IQUIP LIMITED v EAST AFRICAN MARINE SYSTEMS LIMITED [2009] KEHC 873 (KLR)
Full Case Text
REPUBLIC OF KENYA
IN THE HIGH COURT OF KENYA
AT NAIROBI (MILIMANI COMMERCIAL COURTS)
Civil Suit 594 of 2009
IQUIP LIMITED …………………………………………………….. PLAINTIFF
VERSUS
THE EAST AFRICAN MARINE SYSTEMS LIMITED ……………… DEFENDANT
RULING
The plaintiff instituted this suit simultaneously with the chamber summons dated 19th August 2009. This suit was brought under certificate of urgency and an interim orders of injunction was issued on 14th August 2009 in order to preserve the status quo in the following terms :-
“That an interim injunction be and is hereby issued against the Defendant prohibiting it from parting possession with, allotting or otherwise alienating 62 shares reserved for the Plaintiff under the Share Subscription and Loan Agreement in The East African Marine Systems Limited to any party other than the Plaintiff pending directions on this application by the Duty Judge, Milimani Commercial Courts on 17th August 2009”.

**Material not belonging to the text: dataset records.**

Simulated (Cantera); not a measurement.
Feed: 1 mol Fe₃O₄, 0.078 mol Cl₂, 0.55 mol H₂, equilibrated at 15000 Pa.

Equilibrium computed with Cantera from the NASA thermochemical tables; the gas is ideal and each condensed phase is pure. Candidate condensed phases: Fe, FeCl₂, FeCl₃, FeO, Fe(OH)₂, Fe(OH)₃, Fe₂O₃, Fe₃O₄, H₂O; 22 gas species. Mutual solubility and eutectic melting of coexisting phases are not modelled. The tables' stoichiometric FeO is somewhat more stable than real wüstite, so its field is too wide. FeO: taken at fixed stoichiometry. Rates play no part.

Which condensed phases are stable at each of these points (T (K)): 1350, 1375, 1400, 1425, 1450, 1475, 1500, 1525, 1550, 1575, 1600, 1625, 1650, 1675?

This Application has subsequently come up for hearing but both counsel for the plaintiff and defendant requested to take it out in order to negotiate an out of court settlement. Eventually on 29th October 2009, the parties informed the court that the negotiations had failed therefore they intended to proceed with the hearing of the application. Soon thereafter counsel for the plaintiff filed notice of motion seeking for leave to amend the chamber summons and add a new prayer 4 (A) as indicated in the proposed draft amendment.
The main thrust of this matter is that there should be interim orders pending the matter being referred to arbitration. The interim order is meant to preserve the status quo. The amendments sought were necessitated by events that took place since the matter was filed. There is justifiable risk that unless the application is amended the plaintiff will suffer and continue to suffer irreparable loss which cannot be compensated by damages, but even more importantly the entire suit by the plaintiff will be rendered nugatory.
This application was opposed by counsel for the respondent; M/s Dar argued that the application is bad in law because it is not brought within the provisions of order 6(A) of the CPR which deals with amendments. Counsel made reference to the Court of Appeal decision in the case of Board of Governors Nairobi School vs. Getah 1999 LLRRL 4130 (CAK). In that decision, the Court of Appeal held that chamber summons is not a pleading within the meaning of the term as used in the Civil Procedure Act and the rules there under. The opinion of the Court of Appeal was that “Pleading” is defined in section 2 of the Civil Procedure Act as follows:-
“. . . includes a petition or summons, and the statements in writing of the claim or demand of any plaintiff, and of the defence of any defendant thereto, and of the reply of the plaintiff to any defence or counterclaim of a defendant”
There seems to be divided opinion because in the case of Echaria vs Echaria [1997] LLR 2532 (CAK) a five Judge Bench of the same Court held that a defect in a notice of motion can be curable by an amendment. Counsel for the applicant was given leave to amend the notice of motion.
The whole purpose of amending pleadings, apart from curing a defect is also to bring out all the issues in controversy for their determination. I do not see why an applicant should be denied leave to amend pleadings by whatever form unless if the application is not made in good faith, for example the application is meant to delay the cause of justice. This leave can be granted by the court within the inherent powers vested by dint of section 3(a) of the Civil Procedure Act. Ordinarily even within the general provisions of the civil procedure, the court is granted powers to allow even an oral application for amendment or even on its own motion or an application by any other party the court can order any document to be amended.
I do not see any prejudice that the defendants will be caused by the amendments sought herein. The plaintiff contends and I have no reason to doubt after reading the proposed intended amendments that they are meant to bring all the matters in controversy for determination by the court. It is further contended that if the amendment is not allowed the whole suit by the plaintiff will be rendered nugatory. There is a great deal of jurisprudence where the High court and the Court of Appeal has allowed amendments to cure defects in the pleadings including chamber summons and emphasized that the rules of procedure are handmaidens of the court and should not be converted into the fetish of mistresses of justice. I share this view and find no plausible prejudice that will be caused to the defendant apart from delay and costs for this application which in any event I award to the respondent.
Accordingly, I grant leave to the applicant to amend the chamber summons and serve upon the respondent within 7 days; the respondent will also be at liberty to file a replying affidavit within 7 days of service. It is so ordered.
RULING READ AND SIGNED ON 10TH NOVEMBER 2009 AT NAIROBI.